What cities & states can do now on climate
There's no shortage of efforts in the works
Welcome back to The Planet You Save May Be Your Own, a newsletter on local & state climate action.
I’m Taylor Kate Brown and this newsletter grows by word-of-mouth. Someone share or forward this edition with you? Sign up here. You can also read and share this edition online.
The city of Carrboro, North Carolina is mad. Why? In a new lawsuit they say they’ve been a “victim of the climate deception” and are suing a company for spreading false information about the impacts of burning fossil fuels. But Carrboro’s town council isn’t suing Exxon or BP, or any of the big oil companies. They’re suing Duke Energy, the town’s utility company.
It’s the first time an electric utility has been sued for climate deception, Floodlight’s Mario Alejandro Ariza reports, but Carrboro is up against a not particularly good track record for these kinds of cases.

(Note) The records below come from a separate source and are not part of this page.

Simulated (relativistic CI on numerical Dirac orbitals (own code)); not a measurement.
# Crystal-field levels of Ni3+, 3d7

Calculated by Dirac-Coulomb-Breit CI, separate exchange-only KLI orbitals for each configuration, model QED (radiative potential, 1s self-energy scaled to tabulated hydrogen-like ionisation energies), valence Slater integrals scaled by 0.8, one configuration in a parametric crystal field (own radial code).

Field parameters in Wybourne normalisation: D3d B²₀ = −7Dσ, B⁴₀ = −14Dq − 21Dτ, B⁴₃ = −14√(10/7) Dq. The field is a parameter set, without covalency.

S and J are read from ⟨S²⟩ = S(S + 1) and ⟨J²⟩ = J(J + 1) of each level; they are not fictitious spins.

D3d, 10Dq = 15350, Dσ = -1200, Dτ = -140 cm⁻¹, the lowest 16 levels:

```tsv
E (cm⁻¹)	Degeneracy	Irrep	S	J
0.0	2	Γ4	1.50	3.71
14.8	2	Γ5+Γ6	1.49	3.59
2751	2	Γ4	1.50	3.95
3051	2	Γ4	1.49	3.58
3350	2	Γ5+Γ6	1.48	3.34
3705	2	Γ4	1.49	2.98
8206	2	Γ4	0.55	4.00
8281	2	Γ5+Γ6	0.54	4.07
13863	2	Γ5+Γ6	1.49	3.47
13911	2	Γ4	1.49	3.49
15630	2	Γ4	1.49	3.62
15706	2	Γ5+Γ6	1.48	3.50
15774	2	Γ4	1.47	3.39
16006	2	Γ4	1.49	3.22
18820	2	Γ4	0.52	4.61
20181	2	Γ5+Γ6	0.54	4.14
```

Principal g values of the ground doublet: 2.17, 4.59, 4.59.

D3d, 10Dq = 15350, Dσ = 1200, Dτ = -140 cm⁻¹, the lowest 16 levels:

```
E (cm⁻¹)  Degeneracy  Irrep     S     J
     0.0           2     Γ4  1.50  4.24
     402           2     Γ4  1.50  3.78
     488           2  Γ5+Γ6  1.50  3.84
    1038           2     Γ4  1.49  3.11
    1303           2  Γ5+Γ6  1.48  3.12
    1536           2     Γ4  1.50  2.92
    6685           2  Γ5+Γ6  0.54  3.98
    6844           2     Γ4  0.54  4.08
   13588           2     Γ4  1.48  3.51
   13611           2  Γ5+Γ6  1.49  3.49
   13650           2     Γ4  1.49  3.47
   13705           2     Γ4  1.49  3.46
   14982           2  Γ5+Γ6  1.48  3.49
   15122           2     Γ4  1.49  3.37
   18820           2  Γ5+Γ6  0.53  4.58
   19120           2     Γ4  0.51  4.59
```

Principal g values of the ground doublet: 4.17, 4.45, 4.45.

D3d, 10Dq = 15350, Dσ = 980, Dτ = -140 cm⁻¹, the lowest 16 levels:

Of course climate action is not only — or even mostly — lawsuits. Carrboro’s own climate plan calls for a 80% reduction of per capita greenhouse gas emissions by 2030. (If you are interested in finding and assessing your own city’s climate plan, I have a guide for that).
There’s also a host of ideas in this story by Kendra Pierre-Louis (gift link), including steering more funding to transit, and passing local laws to make buildings more efficient and less reliant on fossil fuels. What all these have in common are support for policies from different parts of a broad coalition and active, attentive and vocal residents.
Reading
A rare UK story, in which the country is considering free electricity for those nearest to transmission lines amid a build out to bring more north sea wind power into their country.
I’m stumped too. Any good ideas as why DC’s compost buckets are getting stolen at “alarming” rates?
Much ink has been spilled over how wind and solar can’t offer 24/7 power but very little on how much solar power we produce right now that we are actually NOT using. The LA Times writes about this problem (which is particularly strong in California)and some potential solutions. While Grist and Washington Post offer some very different kinds of batteries to soak up all that midday sun for the long-term.
NYC’s comptroller wants to exclude midstream and downstream fossil fuel businesses from city pension funds. Midstream (basically processing, storage and distribution of fossil fuels) is a blind spot for many banks’ promises on climate financing, but this particular proposal includes private investments — which as I reported a few years ago, were the hardest part of Maine’s divestment plan from fossil investments.